Cuisine – Himachal Pradesh
The Indian cuisine is as diverse as its culture, its racial structure, its geography and its climate. The essence of good Indian cooking revolves around the appropriate use of mixed Aromatic Spices. Base ingredients of such mixed spices are elements such as Coriander, Cumin, Turmeric, Red Pepper, Nutmeg, Mustard, Saffron, Cinnamon, Cardamom, Ginger Powder, Paprika, Mace, Cardamom, Cloves, Black Pepper etc. The skill lies in the subtle blending of these spices to enhance rather than overwhelm the basic flavour of a particular dish. These spices are also used as appetizers and digestives.

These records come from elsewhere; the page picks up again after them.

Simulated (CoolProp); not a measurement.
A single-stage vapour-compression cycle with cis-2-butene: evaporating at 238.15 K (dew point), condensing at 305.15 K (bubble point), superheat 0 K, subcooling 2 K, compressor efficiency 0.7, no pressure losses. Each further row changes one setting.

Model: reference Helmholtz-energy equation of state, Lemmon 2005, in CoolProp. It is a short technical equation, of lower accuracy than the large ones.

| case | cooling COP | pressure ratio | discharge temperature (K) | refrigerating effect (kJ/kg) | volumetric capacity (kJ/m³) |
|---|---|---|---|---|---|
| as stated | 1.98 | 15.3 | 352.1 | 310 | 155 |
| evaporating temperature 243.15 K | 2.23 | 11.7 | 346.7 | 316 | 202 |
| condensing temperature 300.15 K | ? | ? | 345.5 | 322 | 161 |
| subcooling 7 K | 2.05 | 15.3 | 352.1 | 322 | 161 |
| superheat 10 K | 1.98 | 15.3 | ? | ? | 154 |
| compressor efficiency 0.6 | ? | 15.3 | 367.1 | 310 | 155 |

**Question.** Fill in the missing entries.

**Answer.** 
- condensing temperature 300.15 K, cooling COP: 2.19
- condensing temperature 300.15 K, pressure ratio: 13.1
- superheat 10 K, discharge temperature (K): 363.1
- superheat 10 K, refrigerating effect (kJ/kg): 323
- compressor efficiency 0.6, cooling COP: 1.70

Besides spices, the other main ingredients of Indian cooking and Indian meals are milk products like Ghee (clarified butter) and Dahi (curd). Lentils or Dals are also common across the country and regional preferences and availability determine the actual use in a particular area. Vegetables naturally differ across regions and with seasons. The style of cooking vegetables is dependent upon the main dish or cereal with which they are served. Whereas the Sarson-ka-Saag (made with mustard leaves) is a perfect complement for the Makke-ki-Roti (maize bread) eaten in Punjab, the Sambhar (a mixture of lentil and vegetables) and Rice of Tamil Nadu taste best eaten with deep-fried vegetables.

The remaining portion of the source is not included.